Saturday, November 6, 2010

SELMA'S PLACE

selma saying, no, no, you're not paying for that



This is Selma of the Backwoods Bean Coffee Shop on Main St between Kermit's barbershop and the Jubilee. She's relatively new to the community, here from Miami. She's a good one to have here. She's the kind of people that come here from outside that we want among us. She contributes to the well being of the county and town with her pleasant disposition, the good desserts she makes, the good coffee, the good tea. Coffee from all over the world. I'm not much of an adventurer when I've found what I like. When I first tasted Kenyan coffee, that was it. I don't want any coffee but Kenyan now. I love it. I told Selma it's like honey to my palate. It's not quite as thick and doesn't taste anything like it, but it gives me the same taste sensation I get from a taste of honey. A taste much sweeter than wine.



I've tried Ethiopian, which I like almost as much as Kenyan, Indian, which is good too with a little high pitched flavor that puts me in mind of a sitar played really fast, Sumatran, which is also good. Like the Indian and Ethiopian, the Sumatran tastes like Kenyan is its base, each a variation perhaps due to climate and soil composition. Vietnam is growing coffee. Evidently, at the equator or near it is where coffee trees grow. It's kind of like Kenyan coffee is the base of the coffees of Africa and the east. South America grows Columbian, a very different flavor from Kenyan, the base flavor of South American coffees. Isak Dinesen's memoir of a European woman living on a coffee plantation as owner and manager in Kenya, Out of Africa, is what piqued my curiosity about Kenyan coffee when my friend Lucas Pasley started grinding coffee beans and selling the coffee in bags. I like to support my friends, so I took an interest in Kenyan right away and remain satisfied.
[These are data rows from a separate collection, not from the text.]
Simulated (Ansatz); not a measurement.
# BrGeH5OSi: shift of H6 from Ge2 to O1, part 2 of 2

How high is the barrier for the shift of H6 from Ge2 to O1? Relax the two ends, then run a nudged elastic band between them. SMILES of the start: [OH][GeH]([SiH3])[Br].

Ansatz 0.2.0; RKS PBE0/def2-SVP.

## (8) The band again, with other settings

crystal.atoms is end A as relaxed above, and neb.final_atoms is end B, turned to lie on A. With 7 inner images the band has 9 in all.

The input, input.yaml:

5 stools at the bar make for conversation when 2 or more people are in there. Selma talks with everyone, listens like a good bartender who doesn't ever have to deal with drunks. Chairs all around and a couple of tables. She keeps a public computer going online every day. The place has air connection to internet, making it a good place for people with laptops to spend time in a private corner. Selma's presence in the place gives it a good spirit that welcomes everyone who walks in the door. The air you breathe in the place is welcoming. People who don't know each other talk freely like they have known each other a long time, and listen when somebody else is speaking.



Selma identified her customers the other day an eclectic collection of people. People from everywhere stop in there. It's a place people passing through Sparta stop, come in and sit for awhile and have some coffee and/or dessert. It's friendly in there too. People who live here frequent the place, both people from here and people from someplace else. Selma likes the people who come in there, she welcomes every one as to her own table at home. She doesn't welcome gossip and doesn't tell any. If you go in there, you feel like Selma is your friend who could be counted on in a time of trouble. She's an honest woman with a very real personal integrity she lives by. It's Selma's integrity I feel in the space inside the walls. She treats everyone who enters the door with respect and in turn she's regarded with respect.



On a day when I have to go to town for however many reasons, I'll not drink coffee at home that morning, will stop at Selma's for some good brew and spend a half hour or so sipping it and enjoying conversation with whoever is in the place. Four years in my store eased my inhibitions talking with people I don't know. Now I can jump right in and start talking with somebody I've never seen before. Where you from? is usually my first question. I like to know where people came here from.



Somebody actually asked me a couple days ago if I'm local. I had to hold back laughing. It was somebody who was here a short time and hadn't enough experience to tell on sight and accent I'm not from here. Nobody from here has ever asked that question. I'll always remember Clinton DeBord looking at me, kind of upward and sideways with curiosity in his eyes, saying, "I don't know you." I could see he had a good humor about him, so I said, "I don't know you either." I shook his hand and told him my name, how long I'd been here, where I came here from. From then on, it was like we'd known each other for years. Selma's coffee shop brings to mind the song about Basin Street where a wide variety of people meet. Selma is the hub in her international cafe.